Interest rates are the cost of borrowing, and it seems to make a certain amount of sense that the greater the amount of debt and the larger the extent of interest rate increases, the greater the impact of those interest rate increases on the underlying economy. From March 30, 1999, to May 15, 2000, the Fed raised its discount rate from 4.75% to 6.50%. The market peaked on March 24, 2000, and subsequently declined by 49.15%. At year-end 1999, total debt in the US was 189% of GDP. From May 4, 2004, to June 29, 2006, the Fed increased the discount rate from 1.00% to 5.25%. The market peaked on October 9, 2007, and then declined by 56.77%. At year-end 2007, total debt in the US was 237% of GDP. From March 17, 2022, to July 26, 2023, the Fed raised the discount rate from 0.25% to 5.50%, with total rate increases of 5.25% exceeding the rate increases of 2004 to 2006 by 1%. The total debt of the US is now 261%.
As mentioned above, markets at the end of 2022 were “all in” on the prospects for an economic recession, but they have become increasingly comfortable adopting the view that “if it hasn’t happened yet, it’s because it isn’t going to.” However, it may be that a wager investors should exercise caution in making. Darker clouds may now be starting to come into view. The US economy, characterized by its very high levels of fiscal stimulus and the mirror image of a very large and growing federal budget deficit, has been a notable outlier in a world economy that, this year, is experiencing sequentially lower rates of growth. This is leading to rising market-based interest rates both in the US and globally, as well as a stronger US dollar. Foreign countries, with much of their debt valued in those same dollars and with much weaker economies, are responding by aggressively lowering interest rates set by their central banks, leading to a widening spread in their interest rates vis-à-vis those set by a still very cautious US Federal Reserve. The result is a negative feedback loop, creating an even stronger US dollar and applying increasing amounts of stress to an increasingly fragile global financial system.

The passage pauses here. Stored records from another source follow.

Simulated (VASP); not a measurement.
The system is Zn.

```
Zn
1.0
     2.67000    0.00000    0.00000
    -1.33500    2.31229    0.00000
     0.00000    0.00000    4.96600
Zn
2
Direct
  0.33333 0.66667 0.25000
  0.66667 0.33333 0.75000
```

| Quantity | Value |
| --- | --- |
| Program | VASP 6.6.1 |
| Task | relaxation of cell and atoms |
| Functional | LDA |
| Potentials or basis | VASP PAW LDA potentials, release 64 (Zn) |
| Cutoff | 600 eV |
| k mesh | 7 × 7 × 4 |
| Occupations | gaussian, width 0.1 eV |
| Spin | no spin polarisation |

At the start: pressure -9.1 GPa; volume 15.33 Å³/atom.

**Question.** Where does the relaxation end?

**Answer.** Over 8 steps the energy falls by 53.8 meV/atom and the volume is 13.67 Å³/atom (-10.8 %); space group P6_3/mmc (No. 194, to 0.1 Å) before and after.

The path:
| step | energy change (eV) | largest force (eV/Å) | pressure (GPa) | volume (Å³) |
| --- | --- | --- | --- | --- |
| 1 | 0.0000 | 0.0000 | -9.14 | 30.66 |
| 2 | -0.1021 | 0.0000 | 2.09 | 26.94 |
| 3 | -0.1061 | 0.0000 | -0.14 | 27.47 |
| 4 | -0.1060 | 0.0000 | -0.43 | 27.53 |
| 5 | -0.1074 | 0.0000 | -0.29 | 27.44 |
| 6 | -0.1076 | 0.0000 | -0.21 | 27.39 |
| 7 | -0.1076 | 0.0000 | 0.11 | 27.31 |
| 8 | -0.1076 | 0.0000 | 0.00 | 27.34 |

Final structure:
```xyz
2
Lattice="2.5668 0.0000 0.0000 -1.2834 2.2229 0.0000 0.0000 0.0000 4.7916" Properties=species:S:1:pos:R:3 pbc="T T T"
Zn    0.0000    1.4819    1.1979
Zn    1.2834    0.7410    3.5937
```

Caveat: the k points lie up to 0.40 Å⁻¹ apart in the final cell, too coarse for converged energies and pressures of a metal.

With the lowering of our expectations for positive equity markets, we are adjusting the model portfolio of interest from 60% equity and 40% fixed income and cash to an equal weighting of 50% each. October created a 1.75 % negative return, leaving portfolio returns at +11.18% year-to-date. Equities returned -2.35%, with large-cap US equities down nearly 1%, but foreign markets returning -6%, and small-cap US equities at -3%. The 50% fixed income and cash returned -1.15%.